Published in Cross-Cultural
Psychology Bulletin, 2004, 38, 1-2, pp. 18-24.
A Cultural Critique of Psychological Explanations of
Terrorism
Institute for Cultural Research & Education
http://www.humboldt1.com/~cr2
In the Bulletin
special issue on terrorism (2003 September), Triandis (2003) and Kashima (2003)
propose psychological and cultural issues that help to explain terrorism.

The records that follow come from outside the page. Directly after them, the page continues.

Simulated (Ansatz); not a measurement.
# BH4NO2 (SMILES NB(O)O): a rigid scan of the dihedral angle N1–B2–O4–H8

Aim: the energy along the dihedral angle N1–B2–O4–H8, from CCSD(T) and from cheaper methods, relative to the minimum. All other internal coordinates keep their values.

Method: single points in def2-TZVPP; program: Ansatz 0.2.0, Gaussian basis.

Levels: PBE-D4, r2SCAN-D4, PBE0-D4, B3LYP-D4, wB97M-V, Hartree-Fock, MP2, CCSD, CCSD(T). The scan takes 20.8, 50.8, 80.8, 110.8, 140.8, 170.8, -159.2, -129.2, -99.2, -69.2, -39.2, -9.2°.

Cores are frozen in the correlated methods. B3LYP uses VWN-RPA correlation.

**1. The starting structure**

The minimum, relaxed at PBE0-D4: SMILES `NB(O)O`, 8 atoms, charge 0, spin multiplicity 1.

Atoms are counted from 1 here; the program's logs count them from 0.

Although cross-cultural psychologists manifest a greater sensitivity to culture
then typical mainstream psychologists, I wish to argue that their discussion
could be strengthened by an even greater emphasis on cultural factors. I do not
explain what these factors are because I am not expert in the field of
terrorism. Rather, I point out general cultural issues which are important for
understanding behavior. I point out shortcomings of analyses which fail to
consider these issues.
Triandis & Kashima
emphasize that terrorism is rooted in poverty and inequality. (This, of course,
does not justify terrorism, it simply explains it.) However, the authors do not
pursue the full nature of this inequality, the brutal ways in which it is
imposed, and the manner in which it provokes terrorism. The authors instead
invoke psychological constructs to supplement cultural constructs in explaining
terrorism. The psychological constructs denote abstract, universal, natural
psychological processes and tendencies. Such an interactionist model of
incongruous factors is insufficient on scientific grounds and political grounds
as well.
Triandis claims that
terrorism is motivated not only by poverty but by personality problems as well:
The personalities of terrorists contradict prevalent social values. Thus, Saudi
Arabia is a collectivist culture but the 9/11 terrorists were idiocentric
personalities. According to Triandis, such misfits try to change their culture
to fit their personalities. But the Arab terrorists of 9/11 couldn't change
their culture because it was protected by the US. Also attacking their own
culture would hurt many of their kinsmen. "Thus, hitting the USA can be
viewed as a displacement of the motivation to change their own culture"
(Triandis, 2003, p. 35).
Triandis' claim that
personality disorders and displacement motivate terrorism is speculative and
illogical. If the terrorists were afraid to attack their own country because it
was protected by the USA, then it makes little sense to attack the USA on its
homeland where it was protected much more strongly by its military. In addition,
there is no evidence that the terrorists were idiocentric and misfits in their
own country. There is certainly no evidence that psychodynamic principles of
displacement were at work in the psyches of the terrorists.
None of the psychological
constructs which Triandis postulates explains the intended behavior. Misfits do
not ordinarily try to change their culture. Most misfits become mentally
disturbed or submerge themselves in some escape -- such as work or gambling --
to ease their pain, Nor does difficulty in changing one's own culture
necessarily lead to trying to change another. Nor does trying to change another
culture necessarily lead to terrorism. There are many other ways of trying to
change a culture. It is important to recognize that Triandis' psychological
constructs do not, either singly or in combination, explain terrorism.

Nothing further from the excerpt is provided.